12/08/2017
Popularity can't be determined only by how many babies were given a name.
Find the percentage of babies given a certain name out of all babies born in a particular year.
50's - Peter Pan: "Wendy"
60's - Breakfast at Tiffany's: "Tiffany"
70's - Logan: "Logan"
80's - 16 Candles: "Samantha"
90's - Pulp Fiction: "Mia"
This assigns a name to a year so that we can see the x intercept of each name associated with the year that the movie was released.
movieName <- c("Wendy", "Tiffany", "Logan","Samantha", "Mia" )
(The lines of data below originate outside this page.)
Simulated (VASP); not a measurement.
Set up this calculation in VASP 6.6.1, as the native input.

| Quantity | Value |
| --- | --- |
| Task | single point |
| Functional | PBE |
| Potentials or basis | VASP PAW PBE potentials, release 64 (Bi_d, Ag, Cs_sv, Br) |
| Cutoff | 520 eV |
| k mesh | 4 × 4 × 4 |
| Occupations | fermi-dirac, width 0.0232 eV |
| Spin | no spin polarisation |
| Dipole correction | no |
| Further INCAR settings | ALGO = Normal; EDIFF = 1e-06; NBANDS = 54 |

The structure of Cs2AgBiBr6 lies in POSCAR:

ym <- data.frame(year_movie = c(1953, 1961, 1976, 1984, 1994),
name = movieName)
In order to show which name the movie came from on the graph, we have to reassign names/labels.
movie_names <- list(
'Wendy'="Peter Pan: Wendy",
'Tiffany'="Breakfast at Tiffany's: Tiffany",
'Logan'="Logan's Run: Logan",
'Samantha'="16 Candles: Samantha",
'Mia'="Pulp Fiction: Mia"
)
movie_labeller <- function(variable, value){
return(movie_names[value])
}
To find the percentage for the names of interest we will have to create some new tables that include the variables we need.
Variable that shows the total number of babies born in each year: totalBabies.
Variable that is the number of babies given each name within each year: totalName.
New data table that contains: name, year, year_movie, nameTotal, and total.
totalBabies <- BabyNames %>% group_by(year) %>% summarise(total = sum(count)) totalName <- BabyNames %>% group_by(name, year)%>% summarise(nameTotal=sum(count)) PopNames <- totalName %>% inner_join(totalBabies) %>% inner_join(ym)
PopNames %>%
filter(name %in% movieName) %>%
group_by(name, year, year_movie, nameTotal, total) %>%
summarise(namepercent = ((nameTotal/total)*1000)) %>%
ggplot(aes(x = year, y = namepercent)) +
ggtitle("Percent of Babies Given Names Popularized by Movies")+
theme(text = element_text(size=11.5), plot.title=element_text(hjust=0.5))+
geom_line() +
geom_vline(aes(xintercept = year_movie)) +
labs(x = "Year", y = "Proportion Out of 1000")+
facet_wrap(~ name, labeller=movie_labeller)+
scale_x_continuous(limits = c(1940, 2010), breaks=seq(1940,2010,10))
In some cases the film industry greatly impacts the names given to babies.
Manual selection of names leaves room for a more in depth study.
Let R find the popular movies and popular names instead of doing it manually.
Scrape the Internet Movie Database (IMDb) to collect popular movies from each decade and then collect the names of important characters in each movie.
Join to the BabyNames data table.
Create something that analyzed each of those names from each movie in each decade and decided how many of them became "popular."
Because popular is not a numerical variable, decide what you will count as popular.
Check the before and after of the movie release in accordance with "popular."